Unique Issue Regarding Duty To Defend A Class Action

 

I’ve always found this to be an interesting duty to defend issue.  A class action complaint is filed against the insured.  The complaint describes some injury or damage sustained by the named plaintiff(s).  These named plaintiff(s) allegations do not trigger a duty to defend.  However, it’s a putative class action.  If it is certified, there could be hundreds or thousands of plaintiffs.  And some of their claims may trigger a duty to defend.  But the class has not been certified.  And it may never be certified.  And if the duty to defend is tied to the allegations in the complaint -- Look, the allegations in the complaint do not trigger a duty to defend.  You can see what’s going on here.

While the issue does not arise everyday, it has not gone without some judicial consideration.  And courts have held that the potential claims, of a putative class, can trigger a duty to defend.  Given the defense costs that can arise in a class action, this can be no small issue.  
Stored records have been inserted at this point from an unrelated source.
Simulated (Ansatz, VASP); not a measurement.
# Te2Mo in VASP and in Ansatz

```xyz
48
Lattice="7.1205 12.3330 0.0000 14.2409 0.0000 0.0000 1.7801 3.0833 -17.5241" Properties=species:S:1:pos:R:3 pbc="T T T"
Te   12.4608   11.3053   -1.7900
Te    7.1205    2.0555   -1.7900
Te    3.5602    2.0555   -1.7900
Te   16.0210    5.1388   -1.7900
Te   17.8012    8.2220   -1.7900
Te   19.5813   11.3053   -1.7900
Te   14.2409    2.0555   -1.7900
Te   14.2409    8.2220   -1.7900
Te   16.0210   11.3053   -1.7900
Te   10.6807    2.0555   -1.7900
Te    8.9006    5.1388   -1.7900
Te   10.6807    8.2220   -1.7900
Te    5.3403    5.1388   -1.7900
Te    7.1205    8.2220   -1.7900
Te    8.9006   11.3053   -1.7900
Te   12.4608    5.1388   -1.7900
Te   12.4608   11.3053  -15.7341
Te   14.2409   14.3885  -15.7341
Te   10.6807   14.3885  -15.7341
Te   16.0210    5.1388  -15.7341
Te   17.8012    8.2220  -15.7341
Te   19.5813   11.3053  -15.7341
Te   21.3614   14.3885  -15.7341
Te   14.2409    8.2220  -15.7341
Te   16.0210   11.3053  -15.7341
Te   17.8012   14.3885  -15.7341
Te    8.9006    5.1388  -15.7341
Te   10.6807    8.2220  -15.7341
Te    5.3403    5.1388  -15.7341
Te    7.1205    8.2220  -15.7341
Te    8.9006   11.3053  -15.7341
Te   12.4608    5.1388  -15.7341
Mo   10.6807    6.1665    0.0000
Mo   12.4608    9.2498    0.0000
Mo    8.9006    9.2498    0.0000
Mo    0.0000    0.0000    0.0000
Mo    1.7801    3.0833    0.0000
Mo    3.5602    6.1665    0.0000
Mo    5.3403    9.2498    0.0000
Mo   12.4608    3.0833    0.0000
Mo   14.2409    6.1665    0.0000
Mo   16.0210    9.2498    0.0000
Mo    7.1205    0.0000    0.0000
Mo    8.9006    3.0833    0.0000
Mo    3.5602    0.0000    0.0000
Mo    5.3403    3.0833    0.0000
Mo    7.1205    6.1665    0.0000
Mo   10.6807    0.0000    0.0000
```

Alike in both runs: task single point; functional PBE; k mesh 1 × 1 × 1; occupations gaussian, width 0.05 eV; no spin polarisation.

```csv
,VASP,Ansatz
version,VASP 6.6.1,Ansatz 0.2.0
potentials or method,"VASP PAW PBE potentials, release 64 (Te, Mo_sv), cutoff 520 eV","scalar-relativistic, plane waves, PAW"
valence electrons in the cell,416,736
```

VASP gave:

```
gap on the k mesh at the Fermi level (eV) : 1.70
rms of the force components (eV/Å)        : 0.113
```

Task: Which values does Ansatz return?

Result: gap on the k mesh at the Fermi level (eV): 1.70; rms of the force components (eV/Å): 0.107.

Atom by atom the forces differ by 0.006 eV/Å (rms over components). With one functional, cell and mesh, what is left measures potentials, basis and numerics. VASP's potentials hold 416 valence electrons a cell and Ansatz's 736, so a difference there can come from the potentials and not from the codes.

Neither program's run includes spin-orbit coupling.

This was the situation before the court in Liberty Mutual Insurance Co. v. Dometic Corp., No. 17-882 (N.D. Ind. Mar. 6, 2019).  Dometic Corp. was named as a defendant in three putative class actions alleging that it sold “gas absorption refrigerators, mainly for RVs, containing a defective cooling unit that can leak flammable gases and cause fires.”  Liberty undertook Dometic’s defense, under a reservation of rights, and filed an action seeking a declaratory judgment that it had no duty to defend or indemnify Dometic for the underlying complaints.

At issue were Liberty Mutual’s one-year general liability policies issued to Dometic between 2001 and 2004.

The two competing arguments were just what you would expect to see: 

“Liberty Mutual first argues that it has no duty to defend Dometic against the underlying complaints because no named plaintiffs allege a potentially covered property damage claim during a policy period. It’s undisputed that the property damage claims of the named plaintiffs in the underlying complaints all occurred years after the Liberty Mutual policies expired.  Liberty Mutual therefore contends it has no duty to defend because ‘[i]f the pleadings reveal that a claim is clearly excluded under the policy, then no defense is required.’”

“Dometic argues that although the named plaintiff’s claims fall outside of the coverage periods, the court can and should consider the putative classes’ claims, which would fall within the unexhausted policy coverage periods.”

The court noted that, while there were no cases addressing Indiana law on the issue, courts outside of Indiana have done so.  The court was able to cite to, and discussed, several decisions holding that the potential claims, of a putative class, can trigger an insurer’s duty to defend.  And importantly, the court noted that Liberty could point to no cases that disagreed. 

Without getting into some of the weeds, at the heart of the court’s decision was that, while the property damage claims of the named plaintiffs all occurred years after the Liberty Mutual policies expired, the complaints alleged that hundreds or thousands of fires had caused millions of dollars in property damage.  The court rejected Liberty’s argument that the putative class claims were too remote or speculative to trigger a duty to defend.  

Following its conclusion that no exclusions applied, the court held that Liberty had a duty to defend its insured.